Mass of Meter Stick

In class we were asked to find the mass of a meter stick by only using a meter stick and a 100g lead weight.

In this picture, the meter stick is balanced, so that means the torques are equal. The counter-clockwise torque equals the clockwise torque, because torque = (force)(lever arm)

In this picture, there is a 100g weight on the far side of the meter stick. The center of gravity stays the same, and the axis of rotation stays the same. The only thing that has changed is...

This picture demonstrates how to solve for the mass of the meter stick. We know gravity (9.8), the mass of the weight (100g or 1kg), how long the stick is (100m), the center of gravity (50m), the axis of rotation (70m) and the lever arms (20m and 30m). 50 is just the remaining mass of the meter stick, but it is not necessary to use in the equations for solving.

To solve for the mass of the meter stick, we first need to have to correct measurements. We know that the weight is 100g or 1kg, but weight is measured in Newtons so we need to do a conversion. 

w=mg

w=(.1)(9.8)

w=.98N

So we now know that the weight weighs 9.8N, and we can use that information in our equation.

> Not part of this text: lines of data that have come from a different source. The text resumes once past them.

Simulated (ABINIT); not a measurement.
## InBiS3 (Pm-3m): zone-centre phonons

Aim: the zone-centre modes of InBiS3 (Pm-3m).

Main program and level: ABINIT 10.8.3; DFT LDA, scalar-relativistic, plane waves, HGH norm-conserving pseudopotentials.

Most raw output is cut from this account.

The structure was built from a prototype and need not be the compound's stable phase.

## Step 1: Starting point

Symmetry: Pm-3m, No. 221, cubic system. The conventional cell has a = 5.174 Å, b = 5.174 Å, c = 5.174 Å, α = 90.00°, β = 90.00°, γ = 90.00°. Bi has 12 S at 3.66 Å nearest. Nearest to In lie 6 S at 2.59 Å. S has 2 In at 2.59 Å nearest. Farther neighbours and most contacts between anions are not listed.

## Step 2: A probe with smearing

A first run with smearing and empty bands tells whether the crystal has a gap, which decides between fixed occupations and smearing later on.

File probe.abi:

torque = (force)(lever arm)

counterclockwise torque = clockwise torque

(force)(lever arm) = (force)(lever arm)

(force) (20) = (.98) (30)

20force = 29.4

force = 29.4/20

force = 1.47N

The question asked for the MASS of the meter stick, so we need to convert 1.47N back to mass.

w=mg

1.47 = (m)(9.8)

m = 1.47/9/8

m = 1.5kg

m=150g

The mass of the meter stick is 150g

Rotational Inertia/Angular Momentum & Center of Mass/Gravity

This video is about Rotational Inertia and Angular Momentum. I like this video for multiple reason; it makes the definitions easy to understand, teenagers created it and it has examples that we have used in class, both of which make it relatable. Rotational inertia is the amount of resistance an object has to rotate. The video related rotation inertia to mass by saying, "rotational inertia depends on where the concentration of mass is. If it is close to the axis of rotation, it will have a small inertia and if it is far away, it will have a big inertia". I thought inertia was how big the object was, but that definition really cleared it up for me. The video also made clear that rotational inertia and rotational velocity are inversely proportional to each other, which makes the conservation of angular momentum law make sense (angular momentum before=angular momentum after). I found this video very useful.


This video explains the center of mass through acceleration and numbers, so if you wanted to know exactly how to solve for the center of mass you could use this video. Although, for our purposes the center of mass and center of gravity will almost always be the same.


This video gives one specific example of the center of gravity, and it completely changed how I saw it. After you watch the experiment, you will see how all three points of the wooden board meet at one point in the middle (the center of mass).